The Trump administration earlier this month outlined its first budget plan, which if enacted would bring cuts to many federal programs on which libraries rely and eliminate several independent agencies.

The budget proposes to eliminate funding for the Institute of Museum and Library Services, which manages a host of grant programs. Crucially, the institute administers the Library Services and Technology Act, a program that libraries across the country depend on to fund their own services.

The budget proposal is still just a blueprint, and in some sense it serves as a political statement from a new administration. Funding priorities will undoubtedly shift ahead of the more detailed draft, expected in May, and then again as the proposal is turned into appropriations bills this fall.
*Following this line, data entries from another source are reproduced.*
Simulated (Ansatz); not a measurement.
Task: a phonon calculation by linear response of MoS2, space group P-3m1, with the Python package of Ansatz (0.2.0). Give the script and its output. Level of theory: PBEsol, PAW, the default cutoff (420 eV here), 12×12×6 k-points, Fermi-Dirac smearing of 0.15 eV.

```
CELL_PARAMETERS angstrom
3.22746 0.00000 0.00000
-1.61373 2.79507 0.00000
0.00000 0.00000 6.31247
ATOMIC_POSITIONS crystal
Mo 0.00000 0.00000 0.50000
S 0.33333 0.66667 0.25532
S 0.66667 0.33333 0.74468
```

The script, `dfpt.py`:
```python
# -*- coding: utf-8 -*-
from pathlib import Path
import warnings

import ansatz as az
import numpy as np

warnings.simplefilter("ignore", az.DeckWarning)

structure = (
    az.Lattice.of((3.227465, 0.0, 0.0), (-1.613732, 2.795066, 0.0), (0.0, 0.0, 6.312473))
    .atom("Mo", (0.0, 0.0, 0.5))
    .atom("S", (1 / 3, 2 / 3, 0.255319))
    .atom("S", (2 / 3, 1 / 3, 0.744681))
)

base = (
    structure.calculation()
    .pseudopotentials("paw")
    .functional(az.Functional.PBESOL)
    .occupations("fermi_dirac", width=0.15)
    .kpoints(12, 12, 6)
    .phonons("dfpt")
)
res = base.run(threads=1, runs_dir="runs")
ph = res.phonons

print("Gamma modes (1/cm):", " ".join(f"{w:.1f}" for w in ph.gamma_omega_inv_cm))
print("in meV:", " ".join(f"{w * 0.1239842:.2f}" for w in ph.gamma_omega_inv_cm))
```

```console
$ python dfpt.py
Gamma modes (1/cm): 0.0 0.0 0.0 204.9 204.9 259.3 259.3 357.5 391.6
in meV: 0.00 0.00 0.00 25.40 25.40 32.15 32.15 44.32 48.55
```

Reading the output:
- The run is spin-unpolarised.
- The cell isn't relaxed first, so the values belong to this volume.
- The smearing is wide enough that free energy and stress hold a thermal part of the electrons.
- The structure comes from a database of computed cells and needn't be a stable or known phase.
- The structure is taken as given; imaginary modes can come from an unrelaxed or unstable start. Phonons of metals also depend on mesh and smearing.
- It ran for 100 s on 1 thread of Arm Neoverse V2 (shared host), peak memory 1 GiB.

Seeking to energize its thousands of members to act before then, the Association of College and Research Libraries, a division of the American Library Association, used last week’s biennial national conference to give the roughly 3,500 in attendance a crash course in advocacy. While librarians were browsing the latest in library technology, connecting with colleagues from around the world and learning how to do yoga at their desks, they also wrote to their representatives in Congress and rehearsed scripts for calling lawmakers to voice their support for library funding.

“We can't afford to view it as a political statement,” Irene M. H. Herold, president of the ACRL, said in an interview about the budget plan. “We need to treat it as the serious threat that it is.”

The budget cuts loomed over the conference. Keith Michael Fiels, executive director of the ALA, said the budget shows the administration is cutting library funding to upgrade the country’s nuclear arsenal -- a reference to the proposed increase in defense spending.

“The scary thing is that this could actually happen if no one does anything,” Fiels said. “Only a small band of brave individuals stand between this insanity and reality. Who are these brave heroes? They’re us.”

He, like other speakers, implored attendees to call their representatives. “This is the fight of our generation,” he said.

Author Roxane Gay devoted 15 minutes of her Thursday keynote to reflect on life in the “age of American disgrace,” a talk she has given in the months following last year’s presidential election.

“We’re at a really unexpected time where we have to defend factual information and the research that supports this information, and what’s shocking is that this kind of thing is under attack from the executive branch,” Gay said.

Carla D. Hayden, who was confirmed to a 10-year term as librarian of Congress in July, steered clear of politics in her closing keynote. She dodged a question about copyright law and did not address the proposed budget cuts except to say that the Library of Congress is “working on being America’s library, and that can’t be denied.”

Hayden, a former president of the ALA, also argued that librarians can do more to promote information literacy.

“In this time of wondering who can we trust, we are the most trusted source you can get,” Hayden said. “That very trustworthiness is our strength. That’s what we should revel in and be confident in.”

‘A Mile Into a Marathon’

Librarians flocked to two “town hall” sessions to learn how they could get involved. They came armed with questions: Should we call or email our representatives? Use social media? What about marches and rallies? What if my congressman doesn’t show up to town hall meetings?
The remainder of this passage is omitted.